First edition cover, New York, 1964
|Author||Daniel F. Galouye|
|Series||A Bantam Book, J2797|
|Genre||Science fiction novel|
|Published in English||January 1, 1964|
|Media type||Print (Paperback)|
|LC Classification||PS3557.A42, S56 2000eb|
|Preceded by||Lords of the Psychon (1963)|
|Followed by||A Scourge of Screamers (1968)|
Simulacron 3 is the story of a virtual city (total environment simulator) for marketing research, developed by a scientist to reduce the need for opinion polls. The computer-generated city simulation is so well-programmed, that, although the inhabitants have their own consciousness, they are unaware, except for one, that they are only electronic impulses in a computer.
The simulator’s lead scientist, Hannon Fuller, dies mysteriously, and a co-worker, Morton Lynch, vanishes. The protagonist, Douglas Hall, is with Lynch when he vanishes, and Hall subsequently struggles to suppress his inchoate madness. As time and events unwind, he progressively grasps that his own world is probably not “real” and might be only a computer-generated simulation.
Symbolically, the title term "Simulacron-3" refers to the just-built virtual reality simulator and ostensibly references a third attempt at "simulectronics" (the reality-simulating technology), however, the "3" also refers to the novel’s three levels of "reality," or three levels of computer simulation — if the final, "real" world is simulated. Moreover, "simulacron" is closely derivative of simulacrum, a superficial image representing a non-existent original.
In writing, the Frederick Pohl short story "The Tunnel under the World" (1955) deals with like philosophic themes and satirical criticism of marketing research, although in Pohl's story the described simulated reality is mechanical, an intricate scale-model whose inhabitants’ consciousnesses reside in a computer, rather than being solely electronic. The Philip K. Dick story Time Out of Joint (1959) presents a man who is unaware that he is living his life in a physically simulated town until changes in his (apparent) reality begin to manifest themselves.
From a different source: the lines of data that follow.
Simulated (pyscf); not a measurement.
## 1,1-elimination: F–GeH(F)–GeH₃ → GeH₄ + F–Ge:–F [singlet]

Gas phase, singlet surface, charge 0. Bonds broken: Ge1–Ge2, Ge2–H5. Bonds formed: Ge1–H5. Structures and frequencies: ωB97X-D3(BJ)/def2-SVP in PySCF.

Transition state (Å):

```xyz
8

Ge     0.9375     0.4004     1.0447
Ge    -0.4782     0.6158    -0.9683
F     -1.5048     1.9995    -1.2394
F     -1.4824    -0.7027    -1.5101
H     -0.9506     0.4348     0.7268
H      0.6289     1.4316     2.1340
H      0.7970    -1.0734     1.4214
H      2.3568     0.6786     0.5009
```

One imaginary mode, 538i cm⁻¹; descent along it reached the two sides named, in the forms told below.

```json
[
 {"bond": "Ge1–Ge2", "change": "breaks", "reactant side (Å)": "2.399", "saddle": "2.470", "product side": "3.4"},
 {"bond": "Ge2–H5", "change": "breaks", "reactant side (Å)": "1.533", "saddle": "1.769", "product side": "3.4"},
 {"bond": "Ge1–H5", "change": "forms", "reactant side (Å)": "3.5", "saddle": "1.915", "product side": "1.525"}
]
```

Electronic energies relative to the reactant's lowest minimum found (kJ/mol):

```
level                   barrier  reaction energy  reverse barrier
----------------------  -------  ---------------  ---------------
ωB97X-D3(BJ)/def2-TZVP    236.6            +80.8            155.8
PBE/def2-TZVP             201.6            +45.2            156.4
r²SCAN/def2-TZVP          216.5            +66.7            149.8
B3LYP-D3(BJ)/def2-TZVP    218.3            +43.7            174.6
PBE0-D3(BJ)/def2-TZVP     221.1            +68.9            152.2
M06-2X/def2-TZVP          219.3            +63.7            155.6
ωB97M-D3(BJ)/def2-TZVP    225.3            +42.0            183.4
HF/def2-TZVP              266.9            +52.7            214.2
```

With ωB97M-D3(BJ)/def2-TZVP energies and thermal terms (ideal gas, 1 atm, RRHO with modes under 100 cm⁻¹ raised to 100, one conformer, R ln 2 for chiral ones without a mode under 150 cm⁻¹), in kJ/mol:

In film, Dark City (1998) pictured a population unknowingly living in a physical simulation of an American city under the control of a mysterious group of entities called the "Strangers", whose goal seemed to be the study of human motivation and psychology. The Matrix (1999) described a world whose population is unaware that the world containing their minds is a virtual reality simulacrum.
The novel has been adapted twice into other media, first as the two-part German television film Welt am Draht (1973) (World on a Wire), by Rainer Werner Fassbinder, "staying reasonably faithful to Galouye’s book," and as The Thirteenth Floor (1999) directed by Josef Rusnak.